Schrödinger's People
- Iryna Khalip
- 16.02.2018, 8:10
What happens to our society?
Within recent weeks I have had a feeling that the entire country is only crowded with dismissed propagandists. It looks like there is nothing more at all in the information space. And everyone is happy: independent journalists willingly ask them questions like "Tell us, please, how your work biography started" or "what you are especially proud of after years of civil service". And they willingly tell how all these years they worked nonstop in the name of the Belarusian independence and fought aggressive Russian propaganda. In general, they risked their lives.
Yakubovich tells all Belarusian websites and even one foreign newspaper how he waged an information war with Kiselev and Solovyov. When not in the war, he hid his machine gun in a root cellar with potatoes and defended Kurapaty. The dismissed Uladzimir Berazhkou compares Yakubovich either with Akhmatova or Zoshchenko. He reasons about braces and recalls his dreams of blocking the Charter and outranking it with his "SovBel". "As the result, we managed to do it, because the Charter was blocked. It was a bad joke." Oh yes, that was a joke. I think we should start laughing. But we can't.
We used to laugh our head off at jokes of Vovka Berazhkou, our fellow-student. He was a talent and a witty fellow, a clever guy and a leader, unless he turned to braces and other people's shoes. However, it is not about it.

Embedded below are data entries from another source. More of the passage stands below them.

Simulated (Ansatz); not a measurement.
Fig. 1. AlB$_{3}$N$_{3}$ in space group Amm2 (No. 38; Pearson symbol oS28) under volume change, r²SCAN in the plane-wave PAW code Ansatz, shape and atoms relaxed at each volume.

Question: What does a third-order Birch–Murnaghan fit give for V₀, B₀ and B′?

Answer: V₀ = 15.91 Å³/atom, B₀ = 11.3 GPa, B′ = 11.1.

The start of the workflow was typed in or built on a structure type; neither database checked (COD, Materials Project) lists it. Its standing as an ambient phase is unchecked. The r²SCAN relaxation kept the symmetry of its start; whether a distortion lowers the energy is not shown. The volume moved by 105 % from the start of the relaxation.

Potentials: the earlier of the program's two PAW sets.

This story is not about these propagandists, but about the society. About our society with lost spatial coordinate, dead lighthouses and turned-off lights. It used to be impossible to learn how in 1964 the Russian "Radio Svaboda" interviewed Soviet ideologist Suslov to find out the way he imprisoned Brodsky. Now it is possible. We provide you with airs, websites, you just need to talk. Is there any problem? No comments on the case, but tell us about your creative and propaganda career. Meanwhile, one can reason about, for example, the blocking of the Charter. It is so annoying, isn't it? And let these propagandists keep kidding, they do it really well.
The society resembles Schrödinger's cat. If you do not remember what is it, it will remind you. This is how physicist Erwin Schrödinger described his thought experiment in the 30s of the last century. A cat is penned up in a chamber, along with a small flask of hydrocyanic acid and a Geiger counter, and a tiny bit of radioactive substance, so small, that perhaps in the course of the hour one of the atoms decays, but also, with equal probability, perhaps none. If it decays, the counter tube discharges and a chamber breaks, and the cat will die. If it is not, the cat will stay alive. If this entire system is left to itself for an hour, in accordance to the laws of the quantum world, the cat in the chamber can be both alive and dead at a time.
And we are in the same chamber. Either alive or dead. Fifty-fifty. When you look at happy faces of dismissed propagandists and those who rejoice over the blocking of Charter, you understand - they are people of Schrödinger. No one knows for sure whether they are alive or dead. Unless the radioactive atom splits, no one will understand it. However, we do not always get either we are still alive or died long ago and now live in hell. We forgot how to breathe, to perceive odours and tastes. And it might be the reason why this public kicked aside by the ruler feels quite confident. We are either alive or dead, just like them.
Soldier Korzhych was hanging in the noose for seven days, the Defence Minister says. And we have been hanging for 20 years and believe we're alive. We are hanging on squares of our cities and towns, in old courtyards, on nailed-up outdoor performance stages and old dusty dancefloors. I'm the fourth from the left hanging in the noose. You're the third in the fifth row. Are we jumping down?